What was the original purpose served by the animal sacrifice rituals?
Why doesn't anyone ask what is the real origin of animal sacrifice rituals?
It's likely that these practices predate any religion. They obviously predate anything in the Bible or anything Jewish. The latter just adopted them from the pre-existing culture.
Where did they really originate? Why did humans start doing this?
Jordan Peterson on this exact topic.
"Some modern readers might dismiss the idea of sacrifice as a superstitious practice of primitive savages..."
From Public Discourse June 2018
Our own suffering is undeniable, so what can we do about it? “If you want to make things better in the future,” writes Peterson, “then you make sacrifices in the present.”
But how did the animal sacrifice rituals make things better in the future? Why would the ancient humans believe these made things better?
Human beings project their existence into the future, and so can work now to make their futures better.
But how did those rituals make their futures better? Why would they
believe it made the future better?
“It’s our knowledge of the possibility of tragedy and suffering in the future that motivates us to sacrifice in the present, so that we can reduce the unnecessary anxiety, uncertainty, and pain that awaits us.”
But legitimate "sacrifice in the present" which makes the future better means working, planting, building, etc., which produces practical benefit. But how did the animal sacrifice rituals produce any practical benefit?
Far from exhibiting primitive superstition, “the sacrifices that people were making to God were the dramatic precursors to the psychological idea of sacrifice that we all hold as civilized people in the modern world.”
But this means there had to be a practical benefit produced by the sacrifice rituals.
The legitimate idea of sacrifice means doing something necessary to produce future benefit. What benefit was produced by these rituals?
A sacrifice means paying a price now, like giving up a goat or 2 from the herd, in order to produce a future benefit which would not otherwise happen. So, what was the future benefit produced by killing the goat and burning its carcass.
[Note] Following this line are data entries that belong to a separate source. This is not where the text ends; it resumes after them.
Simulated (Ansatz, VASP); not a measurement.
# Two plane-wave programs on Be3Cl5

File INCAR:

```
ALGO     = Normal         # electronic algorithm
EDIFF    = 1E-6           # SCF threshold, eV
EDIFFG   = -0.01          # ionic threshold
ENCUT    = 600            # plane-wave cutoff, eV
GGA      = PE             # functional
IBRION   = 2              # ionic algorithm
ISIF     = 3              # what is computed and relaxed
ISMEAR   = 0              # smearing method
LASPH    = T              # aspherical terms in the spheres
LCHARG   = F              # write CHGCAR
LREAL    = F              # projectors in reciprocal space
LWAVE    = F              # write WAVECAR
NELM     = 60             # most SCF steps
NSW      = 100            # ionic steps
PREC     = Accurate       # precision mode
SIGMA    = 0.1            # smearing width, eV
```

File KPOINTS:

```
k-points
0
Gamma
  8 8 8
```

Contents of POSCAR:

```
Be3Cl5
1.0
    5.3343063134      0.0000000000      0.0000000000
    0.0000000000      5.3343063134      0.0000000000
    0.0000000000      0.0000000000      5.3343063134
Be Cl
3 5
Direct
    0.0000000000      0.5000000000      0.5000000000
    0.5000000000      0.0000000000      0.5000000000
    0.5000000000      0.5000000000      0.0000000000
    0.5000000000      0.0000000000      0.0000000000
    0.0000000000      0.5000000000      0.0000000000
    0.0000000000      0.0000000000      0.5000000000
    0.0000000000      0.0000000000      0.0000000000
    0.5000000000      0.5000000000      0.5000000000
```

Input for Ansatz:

In some cases they ate the sacrificed animal, but in that case, what was the "sacrifice"? What price were they paying if all they did was eat a goat they were already planning to eat? That's no sacrifice at all, because they're not giving up anything.
For these practices to make any sense, there had to be a practical benefit gained by doing them.
To say their religion taught them it was pleasing to God doesn't explain the origin. What reason did they have to believe this? Why would they put that into their religion?